Stats and Data Science methods


Relatively new Rstudio user, but passionate about learning R!

I'm just getting to the R4DS chapter on modelr and the concept of nested data, with a list column of individually fitted models. I'm wrapping my head around that concept/framework and had a couple questions I thought I'd throw out here:

  1. How are individually fitted models by nested group different than an lmer random effects model?
  2. Given those differences, what are the pros/cons of one versus the other?

Excited to learn more and progress in my stats and r skills and engage with this new community.


PS Wasn't sure how to start this topic/question, completely happy to have renamed/recategorized.

There are two big differences with a single random-effects model versus multiple models that I can think of:

  1. The variance will be assumed to be the same across all groups in a single model, unless explicitly modeled separately (this is also true if you use a single fixed-effects model). If you expect to have wildly different variances across your groups (and not in a way that could be eliminated through transformation), that's a pretty good sign that going with independent models is a reasonable path.

  2. In a random effects model, partial pooling will impact the estimates of the coefficients. This is explained very well by Tristan Mahr using the tidyverse at this blog post.

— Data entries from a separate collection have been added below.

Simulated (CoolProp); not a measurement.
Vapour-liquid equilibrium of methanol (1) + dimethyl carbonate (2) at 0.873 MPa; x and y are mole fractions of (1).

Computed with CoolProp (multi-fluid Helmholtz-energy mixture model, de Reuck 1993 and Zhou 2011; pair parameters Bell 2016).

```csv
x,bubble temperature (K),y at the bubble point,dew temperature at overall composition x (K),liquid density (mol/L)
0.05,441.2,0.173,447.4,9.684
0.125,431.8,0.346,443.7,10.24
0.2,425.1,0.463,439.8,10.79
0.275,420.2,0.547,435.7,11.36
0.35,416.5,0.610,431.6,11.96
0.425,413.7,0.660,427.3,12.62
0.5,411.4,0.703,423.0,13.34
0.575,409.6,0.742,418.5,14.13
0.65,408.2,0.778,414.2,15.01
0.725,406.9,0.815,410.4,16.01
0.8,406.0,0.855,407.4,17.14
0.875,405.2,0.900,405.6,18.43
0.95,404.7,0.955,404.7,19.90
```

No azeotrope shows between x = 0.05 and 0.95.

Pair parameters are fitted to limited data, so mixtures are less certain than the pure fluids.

As a very general rule, for a given data set, a larger single model is more appropriate than several smaller models, since information from one model can influence the other. There are certainly times where this doesn't make sense, though, such as using a collection of models from different cross-validation slices, or if you are trying to compare the results from several potential models.


Hi @nick,

Thanks for a great breakdown, this is exactly the kind of explanation I was looking for.
Thanks also for the blog post link, that is really fantastic, definitely going to dig deeper into that.